Skip to content

Migration: R2-first event storage (reduce D1 load)

Goal

Reduce D1 operations by ~95% by moving raw event storage fully to R2. Events are no longer written to the D1 events table during ingest; session aggregates are maintained on the sessions table and replay loads events exclusively from R2.

Summary of changes

BeforeAfter
Every event: INSERT into events, UPDATE sessions, GET session, then R2 writeEvents written only to R2; session aggregate update throttled (20s)
Replay: events from R2, fallback to D1 eventsReplay: events only from R2
Session list: LEFT JOIN events for event_countSession list: sessions.event_count
Analytics: events table for totals, top pages, realtimeAnalytics: SUM(sessions.event_count), top pages empty (R2 later)
Client: no session_started_atClient: sends session_started_at (from session/start); batch 50–200, interval 20s

Migration steps

1. Apply schema migration

Run migration 020_sessions_event_aggregates.sql to add columns to sessions:

  • event_count (INTEGER, default 0)
  • page_views (INTEGER, default 0)
  • clicks (INTEGER, default 0)
  • max_scroll_percent (REAL, default 0)
bash
# Local
./scripts/apply-local-migrations.sh

# Production (via your deployment pipeline)
./scripts/apply-production-migrations.sh

2. Deploy Worker and tracker

  1. Deploy the refactored Worker (no event writes to D1; R2-only event writes; throttled session updates; replay R2-only).
  2. The tracker script now sends session_started_at and uses a 20s batch interval with 50–200 events per batch. Ensure clients load the new tracker (e.g. cache-bust or versioned /tracker.js).
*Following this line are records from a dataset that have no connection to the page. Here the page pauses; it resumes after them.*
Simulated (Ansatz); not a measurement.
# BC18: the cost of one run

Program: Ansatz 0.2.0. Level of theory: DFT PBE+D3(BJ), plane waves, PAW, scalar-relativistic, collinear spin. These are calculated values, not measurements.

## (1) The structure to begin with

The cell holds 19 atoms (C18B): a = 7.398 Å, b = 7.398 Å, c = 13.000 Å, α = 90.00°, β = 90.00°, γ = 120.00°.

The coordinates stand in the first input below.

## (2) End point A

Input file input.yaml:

3. Backfill event_count (optional)

For existing sessions that already have rows in events, you can backfill sessions.event_count (and optionally page_views, clicks, max_scroll_percent) so list and analytics match historical data:

sql
UPDATE sessions
SET
  event_count = (SELECT COUNT(*) FROM events e WHERE e.session_id = sessions.session_id),
  page_views = (SELECT COUNT(*) FROM events e WHERE e.session_id = sessions.session_id AND e.event_type = 'page_view'),
  clicks = (SELECT COUNT(*) FROM events e WHERE e.session_id = sessions.session_id AND e.event_type = 'click'),
  max_scroll_percent = (SELECT COALESCE(MAX(e.scroll_percent), 0) FROM events e WHERE e.session_id = sessions.session_id)
WHERE session_id IN (SELECT DISTINCT session_id FROM events);

Run this after migration 020 and before or after deploying the new Worker. Old sessions will then show correct counts; new sessions will get counts only from the new path (R2 + throttled session updates).

4. When to drop the events table

  • Do not drop until you are satisfied that:
    • All traffic uses the new tracker (with session_started_at).
    • Replay works for all sessions you care about from R2.
    • You have no remaining reliance on the events table for analytics or backfill.
  • After a suitable retention period (e.g. 90+ days) with no writes to events, you can:
    • Stop running any backfill that reads from events.
    • Optionally drop the table and indexes in a new migration (e.g. 021_drop_events_table.sql) if you want to reclaim space and simplify the schema. Keep the migration reversible (e.g. document only; actual DROP in a later migration once confirmed).

Rollback

  • If you need to roll back the Worker to a version that writes to D1 events again, do not drop the events table until you have permanently moved off it.
  • The new columns on sessions are additive; an old Worker will simply not set them (they remain 0 for new sessions). Replay would again use D1 fallback only if you reverted the replay code path; the refactored code has no D1 events fallback.

How the new design reduces D1 load

  1. No event inserts — Each event previously caused one INSERT into events. Now: zero D1 writes for the event payload (stored only in R2).
  2. No session read for R2 key — Previously each event or batch triggered getSession() to read started_at. Now: client sends session_started_at, so no D1 read during ingest.
  3. Throttled session updates — Previously every event (or batch) updated sessions (last_seen, exit_page). Now: one update per session at most every 20 seconds (or on session_end/navigation), plus aggregate deltas (event_count, page_views, clicks, max_scroll_percent).
  4. Session list — Previously LEFT JOIN events and COUNT(events). Now: single table read using sessions.event_count.
  5. Replay — No fallback to SELECT * FROM events; all event data comes from R2.

Net effect: for a session with 500 events, before you had on the order of 500+ D1 reads/writes (inserts + updates + getSession). After: a small number of throttled session updates (e.g. ~25 if 20s throttle over 500s) and zero event rows; replay and list use R2 and sessions.event_count.